- 1/2 cup raw almonds
- 1/3 cup pitted medjool dates, about 6
- 1 tbsp cocoa powder
- 3/4 tsp vanilla extract
- 1 tbsp Glow Flow Chefs Bliss Cacao Blend
- 1/8 tsp peppermint extract
- 1 tbsp coconut oil
- 1 tbsp mini white chocolate chips (can use dark chocolate)
- 1/2 tsp sea salt
- 1/2 cup crushed peppermint
- Add the almonds to a food processor and process until broken down into very small pieces.
- Add the dates and blend well.
- Add the Glow Flow Chefs cacao blend, vanilla extract. peppermint extract, and coconut oil, and sea salt. Blend for several minutes until it begins to combine. If the mixture is dense and not moving well, add a couple of drops of water.

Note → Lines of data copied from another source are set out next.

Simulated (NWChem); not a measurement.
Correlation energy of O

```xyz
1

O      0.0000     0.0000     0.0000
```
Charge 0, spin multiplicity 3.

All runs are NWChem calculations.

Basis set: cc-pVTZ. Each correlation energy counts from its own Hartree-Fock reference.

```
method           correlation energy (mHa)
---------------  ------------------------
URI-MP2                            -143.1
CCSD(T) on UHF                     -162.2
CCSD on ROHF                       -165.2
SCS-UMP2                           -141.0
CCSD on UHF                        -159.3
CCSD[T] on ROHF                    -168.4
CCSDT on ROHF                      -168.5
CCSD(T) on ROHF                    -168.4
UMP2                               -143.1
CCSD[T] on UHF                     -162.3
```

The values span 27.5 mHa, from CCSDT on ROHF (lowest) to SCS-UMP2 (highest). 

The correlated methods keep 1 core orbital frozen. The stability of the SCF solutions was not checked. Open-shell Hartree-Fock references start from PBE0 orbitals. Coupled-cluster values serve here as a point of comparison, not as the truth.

- Add the chocolate chips and pulse a few final times to combine well. Make sure not to completely process the chocolate.
- Take a small spoonful of the mixture in your hand and roll it into a ball. The coconut oil may make this messy - be forewarned! You may have to do more pushing together than actual rolling of the balls. While the balls are still warm roll them into the peppermint crumbles.
- Allow the finished balls to set in the fridge for 30 minutes or so to solidify. Enjoy!